Bodong Chen

Crisscross Landscapes

Notes: Clustering and sequential pattern mining of online collaborative learning data



Perera, D., Kay, J., Koprinska, I., Yacef, K., & Zaïane, O. R. (2009). Clustering and sequential pattern mining of online collaborative learning data. Knowledge and Data Engineering, IEEE Transactions on, 21(6), 759–772.

Citekey: @perera2009clustering



mirroring (p. 2)

To underpin our work, we have used the Big Five theory of group work [1]. (p. 3)

It has established five key factors: leadership, mutual performance monitoring, backup behaviour, adaptability and team orientation. (p. 3)

As a main clustering algorithm we selected k-means which is the most popular. It is also simple, effective and relatively efficient [20, 21]. We used the WEKA [22] implementation with Euclidean distance measure. (p. 5)

The most important problem was attribute selection. The performance of clustering algorithms is very sensitive to the quality of the attributes. (p. 5)

As shown in the previous section, simple statistical exploration of the data was quite limited. The results suggested the need to consider multiple data attributes simultaneously. Clustering allows us to use multiple attributes to identify similar groups in an unsupervised fashion. (p. 5)

Such results are useful for the course co-ordinator. They highlight that Group 1’s behaviour is distinguished from the others. The co-ordinators had some sense that this group was well managed but this cluster analysis pointed to the particular behaviours that distinguished this group. We only noticed these after the results of the data mining prompted us to look at particular parts of the TRAC sight and to see the way they used tickets. (p. 6)

This new understanding was used in subsequent teaching and was judged by the facilitators to be helpful. (p. 6)

Based on our interpretation of the characteristics in Table 6, a cluster label was assigned (“Managers”, “TRACoriented developers”, “Loafers” and “Others”). The distribution of students from each group into these 4 clusters is presented in Table 7 (p. 7)

There are two main approaches to sequential pattern mining: apriori-based [25] and pattern-growth methods [28, 29]. Both of them find the same results but the pattern growth approach is much faster. (p. 8)

An important aspect of our data which is ignored by mining techniques such as clustering is the timing of events. (p. 8)

A data mining technique which considers this temporal aspect is sequential pattern mining [25]. (p. 8)

:::New note
apparently, they run with a very low support and pick those ones showing greater difference.
so we do not necessarily need 50% of support.::: (p. 10)

We ran the GSP algorithm with a very low support threshold because when patterns are found to be frequent in one group, we need to compare this with the exact frequency in other groups where they are not frequent. (p. 10)

the best groups had many alternations of SVN and wiki events, and also SVN and ticket events whereas weaker groups had almost none. (p. 10)

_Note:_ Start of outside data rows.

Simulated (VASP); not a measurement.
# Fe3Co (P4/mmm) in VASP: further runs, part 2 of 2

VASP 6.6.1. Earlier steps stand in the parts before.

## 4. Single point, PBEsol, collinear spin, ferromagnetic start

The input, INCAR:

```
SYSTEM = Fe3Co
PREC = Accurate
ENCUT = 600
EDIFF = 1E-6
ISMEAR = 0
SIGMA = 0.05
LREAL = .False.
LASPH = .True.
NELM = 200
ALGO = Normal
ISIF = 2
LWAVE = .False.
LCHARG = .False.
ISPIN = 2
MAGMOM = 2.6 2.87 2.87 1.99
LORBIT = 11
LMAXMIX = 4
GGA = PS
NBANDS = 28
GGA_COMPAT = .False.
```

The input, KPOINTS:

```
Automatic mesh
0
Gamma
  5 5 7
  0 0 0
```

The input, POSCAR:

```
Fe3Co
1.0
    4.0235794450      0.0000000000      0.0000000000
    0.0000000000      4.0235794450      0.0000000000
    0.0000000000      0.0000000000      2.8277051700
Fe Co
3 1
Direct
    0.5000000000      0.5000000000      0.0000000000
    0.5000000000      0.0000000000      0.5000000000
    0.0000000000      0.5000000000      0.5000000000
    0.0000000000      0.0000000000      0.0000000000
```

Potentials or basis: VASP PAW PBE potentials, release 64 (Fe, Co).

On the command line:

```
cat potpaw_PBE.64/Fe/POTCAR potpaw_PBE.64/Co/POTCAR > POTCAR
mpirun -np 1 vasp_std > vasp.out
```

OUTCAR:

Although the overall number of patterns found was very high (up to 40,000), only the ones that are frequent in at least one group and low in at least one other were retained, reducing easily that number down to a humanly manageable size of about 50. (p. 10)

In contrast, the least successful group displayed a high level of alternating wiki and ticketing events, but also had a distinctive lack of sequences containing SVN events. (p. 11)

the best group was one of only two groups to display the patterns (1tb)(1sb) and (1sb)(1tb) – the first likely being a ticket being accepted by a team member and then SVN work relating to that task being completed and the second likely being work being done followed by the ticket being closed. (p. 11)

the top group used the ticketing system more than the wiki, whereas the weakest group displayed the opposite pattern. (p. 11)

Another series of patterns which characterised the best groups were tickets being initiated by non-leader group members (p. 11)

A pattern which characterised the poorest group was the tracker creating and editing many tickets, for example in the patterns (1tT), (1tT)(1tb) and (2tT). (p. 11)

We found that the two top groups had by far the greatest percentage support for the pattern (1tL)(1tb), which were most likely tickets initiated by the leader and accepted by another team member. The fact that this occurred more often than (1tL)(2tb), suggests that the better groups were distinguished by tasks being performed on the wiki or SVN files before the ticket was closed by the (p. 11)

6.7 Limitations of Sequential Pattern Mining (p. 12)

We found that the top group had very high support for patterns where the leader interacted with group members on tickets, such as (L1t)(b1t)(L1t). (p. 12)

A problem with our mining program itself is the lack of gap constraints – as noted in [25], a frequent subsequence of (X)(Y) may not be meaningful if many other events occur between X and Y. Another issue is the need for more automated methods of processing output which go beyond manual sorting techniques. Emergent pattern mining [32] and contrast sets [33] may be possible solutions. Finally, there still remained the need to assign meaning to the patterns in order to learn about group work in general. The importance of finding the right balance between alphabets that are too abstract (limiting interpretation) and those which are too specific cannot be understated. (p. 12)

In addition, the best group displayed the highest support for patterns such as (b3t) and (b4t), suggestive of group members making at least one update on tickets before closing them. (p. 12)

this group also displayed higher than average support for patterns of interaction involving multiple team members, such as (b1t)(c1t)(L1t). (p. 12)